Breslin is the unquestioned star of "Breslin and Hamill: Deadline Artists." He and Hamill -- who became a friend of Bobby Kennedy's after the JFK assassination -- were both there in that L.A. hotel kitchen when Sirhan Sirhan shot and killed Bobby Kennedy, too.

Hamill's career is, to be sure, properly attended to, especially his work after 9/11 and his New York tabloid editorships. But he is never more sympathetic onscreen than when, an aged and frail Breslin, sits down next to him and his old friend Hamill throws a comradely arm around his shoulder and pulls him closer.

Hamill was known, among friends, for the surprisingly high quality of his romantic life, which included Shirley Maclaine and Jackie Kennedy among his intimates. It was so impressive that, ultimately, Breslin couldn't resist writing about it.

What the (fill in your own profanity in caps) yelled Hamill at his friend, when he read the column. It was a barren Sunday, explained his columnist buddy Breslin. "I needed a column."

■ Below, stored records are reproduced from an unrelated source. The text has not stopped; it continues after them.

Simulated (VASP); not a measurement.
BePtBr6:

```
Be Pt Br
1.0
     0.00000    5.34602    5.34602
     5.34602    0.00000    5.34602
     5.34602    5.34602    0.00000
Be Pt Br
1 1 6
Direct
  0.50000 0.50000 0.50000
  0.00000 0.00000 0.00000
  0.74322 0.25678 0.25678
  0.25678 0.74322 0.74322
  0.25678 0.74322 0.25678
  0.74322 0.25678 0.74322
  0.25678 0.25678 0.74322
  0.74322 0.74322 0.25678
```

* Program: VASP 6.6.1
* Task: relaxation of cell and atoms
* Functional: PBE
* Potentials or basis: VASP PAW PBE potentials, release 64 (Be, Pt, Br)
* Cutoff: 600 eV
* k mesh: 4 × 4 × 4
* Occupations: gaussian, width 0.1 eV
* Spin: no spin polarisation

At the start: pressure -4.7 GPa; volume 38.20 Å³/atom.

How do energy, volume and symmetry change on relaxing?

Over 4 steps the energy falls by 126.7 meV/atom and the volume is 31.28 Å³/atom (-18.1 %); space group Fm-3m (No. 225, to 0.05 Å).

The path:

Later, when the filmmakers (who include Newsweek's superb media writer Jonathan Alter) ask Hamill about his romantic life, Hamill answers by quoting Gabriel Garcia Marquez. We all have three lives, said the great Colombian Nobel prize-winning novelist -- the public life, which everyone knows, the private life, in which we're allowed by invitation only and the secret life, which is no one else's damn business.

No one who ever cared a whit about what is now a struggling profession, should miss the glorious robustness of it in "Breslin and Hamill: Deadline Artists," a doc whose supporting cast of commentators includes Tom Wolfe, Gay Talese, Spike Lee, Robert DeNiro, Gloria Steinem, Mike Lupica, Gary Trudeau and Gov. Andrew Cuomo.

While we're on the subject of things not to be missed, let me add a few more things to the list: The Coen Brothers film "The Ballad of Buster Scruggs" and Alfonso Cuaron's "Roma," as well as the Chuck Lorre sitcom with Michael Douglas and Alan Arkin, "The Kominsky Method," the first genuinely great sitcom about failure, old age and death (which, by comparison, makes most other sitcoms look like baby drool).

As great as they all seem on Netflix, the cinematography of the two movies is so sublime that no one should pass up a chance to see them on a big theater screen. "Roma," thank heaven, is coming to the North Park Theatre on Feb. 8.